# Dask - Batch Jobs

In this notebook, we'll learn how to use [Dask](https://dask.org) for Batch jobs using [``dask-mpi``](https://mpi.dask.org).

## Get AML Workspace

You can use the AML workspace to retrieve datastores and keyvaults for accessing data credentials securely.

In [2]:
from azureml.core import Workspace

ws = Workspace.from_config()
ws

If you run your code in unattended mode, i.e., where you can't give a user input, then we recommend to use ServicePrincipalAuthentication or MsiAuthentication.
Please refer to aka.ms/aml-notebook-auth for different authentication mechanisms in azureml-sdk.


Workspace.create(name='default', subscription_id='6560575d-fa06-4e7d-95fb-f962e74efd7a', resource_group='azureml-examples')

In [33]:
%%writefile environment.yml
name: dask-mpi-env
channels:
  - defaults
  - conda-forge
dependencies:
  - python=3.8
  - pip
  - pip:
    - azureml-core
    - azureml-mlflow
    - dask
    - distributed
    - adlfs
    - mpi4py
    - dask-mpi

Overwriting environment.yml


In [34]:
%%writefile dask-job.py
from dask_mpi import initialize
initialize()

from distributed import Client 

c = Client()
print(c)

Overwriting dask-job.py


In [31]:
from azureml.core import ScriptRunConfig, Experiment, Environment
from azureml.core.runconfig import MpiConfiguration


env = Environment.from_conda_specification("dask-mpi", "environment.yml")

mpi_config = MpiConfiguration(node_count=10)

src = ScriptRunConfig(source_directory=".", script="dask-job.py", compute_target="cpu-cluster", environment=env, distributed_job_config=mpi_config)

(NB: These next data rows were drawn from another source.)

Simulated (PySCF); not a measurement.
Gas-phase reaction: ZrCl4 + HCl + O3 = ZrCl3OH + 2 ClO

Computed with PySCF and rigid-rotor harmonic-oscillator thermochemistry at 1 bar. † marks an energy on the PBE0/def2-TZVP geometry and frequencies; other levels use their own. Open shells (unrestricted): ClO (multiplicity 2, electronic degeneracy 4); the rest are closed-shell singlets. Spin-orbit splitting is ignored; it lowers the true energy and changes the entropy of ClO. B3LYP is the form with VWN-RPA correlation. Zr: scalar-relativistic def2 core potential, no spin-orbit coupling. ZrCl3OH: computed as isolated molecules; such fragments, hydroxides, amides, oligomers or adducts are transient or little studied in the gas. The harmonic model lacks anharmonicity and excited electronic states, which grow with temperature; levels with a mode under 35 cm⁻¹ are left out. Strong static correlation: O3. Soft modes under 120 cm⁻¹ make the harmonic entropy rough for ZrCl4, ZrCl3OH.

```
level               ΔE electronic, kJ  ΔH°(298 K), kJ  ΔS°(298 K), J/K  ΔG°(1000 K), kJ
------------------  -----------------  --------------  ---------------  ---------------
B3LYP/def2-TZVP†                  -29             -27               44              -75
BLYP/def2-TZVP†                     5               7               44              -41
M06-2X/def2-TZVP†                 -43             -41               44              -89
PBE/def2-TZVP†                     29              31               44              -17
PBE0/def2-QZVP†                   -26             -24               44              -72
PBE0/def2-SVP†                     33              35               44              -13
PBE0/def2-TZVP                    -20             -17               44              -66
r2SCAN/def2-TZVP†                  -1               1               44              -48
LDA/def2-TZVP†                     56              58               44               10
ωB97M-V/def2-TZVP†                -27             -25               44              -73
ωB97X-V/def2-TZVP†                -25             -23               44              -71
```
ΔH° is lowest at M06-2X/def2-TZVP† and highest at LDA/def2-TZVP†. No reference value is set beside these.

run = Experiment(ws, "dask-mpi-tutorial").submit(src)
run

Experiment,Id,Type,Status,Details Page,Docs Page
dask-mpi-tutorial,dask-mpi-tutorial_1607743357_78c685f0,azureml.scriptrun,Starting,Link to Azure Machine Learning studio,Link to Documentation


In [32]:
from azureml.widgets import RunDetails

RunDetails(run).show()

_UserRunWidget(widget_settings={'childWidgetDisplay': 'popup', 'send_telemetry': False, 'log_level': 'INFO', '…